Hello. How do you do?
I've read your requirements carefully
let me outline my experiences briefly
1. Be able to show a history of experience in finding hard-to-find data across various web sources.
I have completed around 30k web scrapers so far.
Especially, my experiences cover over searching data over the various sources, lead generation, getting past the scraping bot, cleaning data, data mining and so on.
One of the most excited projects I have done was when I scraped around 10k US automobile websites.
The number of sites is around 10000 and I had to make a well-made script to crawl one time every day.
I decided to build the scrapers in python scrapy.
To speed up the crawling, I used Broad Crawl Method(it is a built-in function to make concurrent requests at once. )
Also, I had to avoid the captcha and limitation.
To implement it, I used the IP and user agents-rotating method and adjusted the download timeout. (really I used 1000 proxies)

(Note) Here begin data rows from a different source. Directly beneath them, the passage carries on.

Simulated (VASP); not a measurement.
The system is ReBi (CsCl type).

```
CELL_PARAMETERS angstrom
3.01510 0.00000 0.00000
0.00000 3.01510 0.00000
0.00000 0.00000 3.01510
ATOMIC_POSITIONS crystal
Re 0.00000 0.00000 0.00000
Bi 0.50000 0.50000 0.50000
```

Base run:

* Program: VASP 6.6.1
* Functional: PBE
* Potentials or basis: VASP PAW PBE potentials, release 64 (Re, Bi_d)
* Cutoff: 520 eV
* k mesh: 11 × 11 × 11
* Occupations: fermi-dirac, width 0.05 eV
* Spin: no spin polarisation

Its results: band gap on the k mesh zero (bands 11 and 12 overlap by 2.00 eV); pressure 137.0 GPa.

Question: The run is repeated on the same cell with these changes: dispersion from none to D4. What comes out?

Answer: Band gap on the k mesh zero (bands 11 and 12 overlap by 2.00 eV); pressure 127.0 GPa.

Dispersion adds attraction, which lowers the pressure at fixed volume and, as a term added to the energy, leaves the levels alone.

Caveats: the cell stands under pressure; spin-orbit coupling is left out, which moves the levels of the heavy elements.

There are around 1k ~5k ads in each site and the crawled html pages are stored in the specified folder with a unique name.
The crawled items such as VIN, Mileage, Price, Model, Name and so on are stored in mongo.
The crawler was deployed on AWS.
To distribute the crawlers, I used 100 Centos VMs and made a system to give commands from the server to all crawlers and gather the results to the server. It is similar to Gearman.
The crawler keeps working 24/7.
Thank you
Regards